We are, therefore, of the view that where a repeal of provisions of an enactment is followed by fresh legislation by an amending Act, such legislation is prospective in operation and does not affect substantive or vested rights of the parties unless made retrospective either expressly or by necessary intendment. We are further of the view that there is a presumption against the retrospective operation of a statute and further a statute is not to be construed to have a greater retrospective operation than its language renders necessary, but an amending Act which affects the procedure is presumed to be retrospective, unless the amending Act provides otherwise.

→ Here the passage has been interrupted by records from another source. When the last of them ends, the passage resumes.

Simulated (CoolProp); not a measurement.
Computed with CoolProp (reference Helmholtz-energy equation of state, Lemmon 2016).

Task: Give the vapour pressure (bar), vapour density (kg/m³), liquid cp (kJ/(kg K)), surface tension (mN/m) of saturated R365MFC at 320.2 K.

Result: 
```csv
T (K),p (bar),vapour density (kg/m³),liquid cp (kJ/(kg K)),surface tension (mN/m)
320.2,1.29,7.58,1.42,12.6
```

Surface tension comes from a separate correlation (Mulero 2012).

We have carefully looked into the new substituted Section 15 brought in the parent Act by the Amendment Act, 1995 but do not find it either expressly or by necessary implication retrospective in operation which may affect the rights of the parties on the date of adjudication of the suit and the same is required to be taken into consideration by the appellate court. In Shanti Devi v. Hukum Chand [(1996) 5 SCC 768] this Court had occasion to interpret the substituted Section 15 with which we are concerned and held that on a plain reading of Section 15, it is clear that it has been introduced prospectively and there is no question of such section affecting in any manner the judgment and decree passed in the suit for preemption affirmed by the High Court in the second appeal.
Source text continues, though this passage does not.